# A suitable street/dirt/park bike.....



## Bonsai-CP (Nov 15, 2011)

Hey all, I am looking to get some feedback on a suitable street/dirt/park bike for a 43 year old guy. 

I shred dirt & urban on a big travel steed, but I am looking to get into park/street riding on a more agile bike. I have a 20Forty I screw around on on the street, and it is light, strong, and very agile, but i also have a Komodo II, but it is set up more for dirt than street/park.

I am not used to riding park, and come from a BMX racing background, but I love to DH & huck big, so you can see, I am not a park rider by skill...LOL. 

What do you guys think would be a good bike to start out on without breaking the bank per say....LOL. How much different is it than freeriding on dirt. I do a lot of urban freeriding in the concrete jungle, which is basically ledge drop, walls, and jumps of any kind. I do not grind, as I am always on my big steed, and do not do many tricks anymore....hahahaha

Any good advise on skills riding park and a descent bike....LOL?


----------



## strader (Jun 14, 2006)

I have to ask, why not just ride your 20Forty?


----------



## cmc4130 (Jan 30, 2008)

Check out this thread:
BMXmuseum.com Forums / Learn me on NS 24" bikes

Also this is an old thread, but it's relevant to riding a bike like the 20Forty for street park. Main thing guys do is try to pull the rear wheel all the way forward (using half link if necessary) and running bars that are taller than stock bars. Like 7.25"s--but It'll depend how tall you are and personal preference.

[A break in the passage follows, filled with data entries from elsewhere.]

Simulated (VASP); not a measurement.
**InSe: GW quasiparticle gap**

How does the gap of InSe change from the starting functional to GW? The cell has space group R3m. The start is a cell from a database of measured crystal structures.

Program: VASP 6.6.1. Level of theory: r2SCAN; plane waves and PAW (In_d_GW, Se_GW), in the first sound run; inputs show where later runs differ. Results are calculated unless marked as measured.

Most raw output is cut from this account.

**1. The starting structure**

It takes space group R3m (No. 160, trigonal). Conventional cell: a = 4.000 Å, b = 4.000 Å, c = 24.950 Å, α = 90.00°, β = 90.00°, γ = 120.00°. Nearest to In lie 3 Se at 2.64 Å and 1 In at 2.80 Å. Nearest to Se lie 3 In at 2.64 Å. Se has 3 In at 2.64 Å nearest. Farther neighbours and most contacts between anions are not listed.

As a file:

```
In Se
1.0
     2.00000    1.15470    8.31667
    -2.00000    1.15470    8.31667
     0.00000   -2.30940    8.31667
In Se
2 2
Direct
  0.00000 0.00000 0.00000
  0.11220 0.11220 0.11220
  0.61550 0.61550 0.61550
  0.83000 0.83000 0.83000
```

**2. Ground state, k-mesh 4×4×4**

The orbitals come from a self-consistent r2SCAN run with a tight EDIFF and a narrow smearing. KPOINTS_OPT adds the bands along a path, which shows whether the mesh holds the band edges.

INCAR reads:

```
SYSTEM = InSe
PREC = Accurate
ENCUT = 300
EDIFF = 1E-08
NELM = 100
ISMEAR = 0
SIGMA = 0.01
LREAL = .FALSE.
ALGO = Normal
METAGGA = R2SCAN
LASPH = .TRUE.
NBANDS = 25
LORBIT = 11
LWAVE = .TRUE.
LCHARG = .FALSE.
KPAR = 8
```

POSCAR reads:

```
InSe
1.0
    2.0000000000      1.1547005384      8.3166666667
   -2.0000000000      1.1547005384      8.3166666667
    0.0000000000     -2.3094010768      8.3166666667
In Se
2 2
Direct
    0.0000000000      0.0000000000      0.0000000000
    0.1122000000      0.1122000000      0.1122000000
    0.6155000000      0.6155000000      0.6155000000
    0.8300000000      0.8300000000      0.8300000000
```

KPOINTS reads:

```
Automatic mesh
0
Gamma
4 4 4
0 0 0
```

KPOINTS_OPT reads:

Speaking of street cruisers...

Also check out cruiserrevolution.com and the Sunday Wave C 24.


----------



## Bonsai-CP (Nov 15, 2011)

strader said:


> I have to ask, why not just ride your 20Forty?


Sorry for the late delay, but for some odd reason i am not getting any notifications of responses to any of my postings or subscribed posts?!?!?!? Go figure....LOL 

I do ride ride the 20Forty and love it, but I guess I am so use to shredding on my 26" FR bikes, that I have no finesse on that 24" anymore...hahaha. My older son rides it more than me, but he also has the same issue, as he was brought up on 24" to 26" FR bikes, not BMX or cruisers.

I guess what i was thinking of was a more MTB orientated street/urban bike. Something like a Black Market or such, but not at the cost of a BM though...hahaha.

Any recommendations on skill practicing for the park? I am used to shredding on dirt instead at parks, though i do shred the concrete jungle on as much as i can hit.

Does the 20Forty make a good park bike or is it not enough bike per say?


----------



## Bonsai-CP (Nov 15, 2011)

cmc4130 said:


> Check out this thread:
> BMXmuseum.com Forums / Learn me on NS 24" bikes
> 
> Also this is an old thread, but it's relevant to riding a bike like the 20Forty for street park. Main thing guys do is try to pull the rear wheel all the way forward (using half link if necessary) and running bars that are taller than stock bars. Like 7.25"s--but It'll depend how tall you are and personal preference.
> ...


Thank you for the info! :thumbsup:


----------